Similar legislation has passed in a growing number of states. The Migration Policy Institute’s Kathleen Newland said that in just the past six years, 6,600 similar bills have been introduced and 838 were enacted. Twenty-four states currently have such legislation pending.

A guiding principle of NASW’s work on immigration policy is to advocate for comprehensive immigration reform that promotes social justice and avoids discrimination or profiling on the basis of race, religion, country of origin, gender, or sexual orientation.

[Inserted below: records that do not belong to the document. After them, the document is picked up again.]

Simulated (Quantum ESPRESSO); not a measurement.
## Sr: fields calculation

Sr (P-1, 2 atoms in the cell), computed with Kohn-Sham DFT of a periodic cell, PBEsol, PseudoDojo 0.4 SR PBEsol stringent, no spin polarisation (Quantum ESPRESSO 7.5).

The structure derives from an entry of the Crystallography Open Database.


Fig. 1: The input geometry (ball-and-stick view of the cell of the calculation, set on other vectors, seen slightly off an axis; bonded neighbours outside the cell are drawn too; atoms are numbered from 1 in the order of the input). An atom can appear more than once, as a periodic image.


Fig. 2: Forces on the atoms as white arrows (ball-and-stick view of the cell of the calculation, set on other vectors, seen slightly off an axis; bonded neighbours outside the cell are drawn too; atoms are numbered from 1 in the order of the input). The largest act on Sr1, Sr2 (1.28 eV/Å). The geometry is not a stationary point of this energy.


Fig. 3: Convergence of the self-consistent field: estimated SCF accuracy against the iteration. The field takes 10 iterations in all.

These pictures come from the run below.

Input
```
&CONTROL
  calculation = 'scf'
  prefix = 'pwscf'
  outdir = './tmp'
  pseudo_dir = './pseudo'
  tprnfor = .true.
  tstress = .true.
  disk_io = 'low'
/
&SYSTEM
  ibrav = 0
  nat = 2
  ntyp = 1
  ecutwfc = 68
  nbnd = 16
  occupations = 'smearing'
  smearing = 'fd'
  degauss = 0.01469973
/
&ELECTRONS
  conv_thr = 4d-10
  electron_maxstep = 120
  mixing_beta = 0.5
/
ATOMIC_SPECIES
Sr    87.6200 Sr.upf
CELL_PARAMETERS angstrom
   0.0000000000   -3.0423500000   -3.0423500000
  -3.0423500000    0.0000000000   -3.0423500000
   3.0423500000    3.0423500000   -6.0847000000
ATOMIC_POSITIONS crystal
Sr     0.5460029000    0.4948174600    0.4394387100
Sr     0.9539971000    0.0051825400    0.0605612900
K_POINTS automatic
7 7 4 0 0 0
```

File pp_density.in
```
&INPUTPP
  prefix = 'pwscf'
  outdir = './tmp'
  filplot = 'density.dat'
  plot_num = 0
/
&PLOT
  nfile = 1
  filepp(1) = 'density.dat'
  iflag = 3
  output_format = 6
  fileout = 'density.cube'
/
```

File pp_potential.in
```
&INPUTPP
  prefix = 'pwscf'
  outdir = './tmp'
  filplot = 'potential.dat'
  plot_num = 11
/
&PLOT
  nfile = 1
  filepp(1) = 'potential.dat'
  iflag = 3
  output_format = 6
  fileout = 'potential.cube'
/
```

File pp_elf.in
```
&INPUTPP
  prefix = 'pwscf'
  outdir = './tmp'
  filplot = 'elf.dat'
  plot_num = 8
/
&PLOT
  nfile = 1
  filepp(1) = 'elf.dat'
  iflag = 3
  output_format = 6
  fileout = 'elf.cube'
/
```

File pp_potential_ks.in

On its website, NASW outlines concerns about Arizona-style legislation: Permitting police to stop someone based on appearance threatens to increase discrimination and racial profiling, thereby eroding civil rights, along with public trust in police and public safety officers. In addition, immigrants who are victims of a crime may fear contacting the police, fearing they will be arrested themselves.

An increasing number of immigrants are being arrested, detained, and deported due to these state laws as well as agreements between local police departments and the Department of Homeland Security under a set of programs called ICE ACCESS.

“One of many tragic outcomes of these laws is that parents are being separated from their children,” said Amy Bess, senior practice associate in NASW’s human rights and international affairs office. “Focusing on ways to keep families together is an important component of the immigration policy work done by NASW. Many parents who are detained and deported have U.S. citizen children. These laws effectively end up creating a class of highly vulnerable U.S. citizen children inside our own borders,” Bess said.

Newland pointed out that “a hodgepodge of state and local laws is a recipe for confusion among migrants and local businesses about which rules to follow. There’s a real question whether these laws can achieve their objective, which is a more orderly immigration process.”

Like NASW, Newland observed that many laws generate a climate of fear in migrant communities and undermine cooperation with community services. “This becomes a problem of civic integration for the community as a whole.”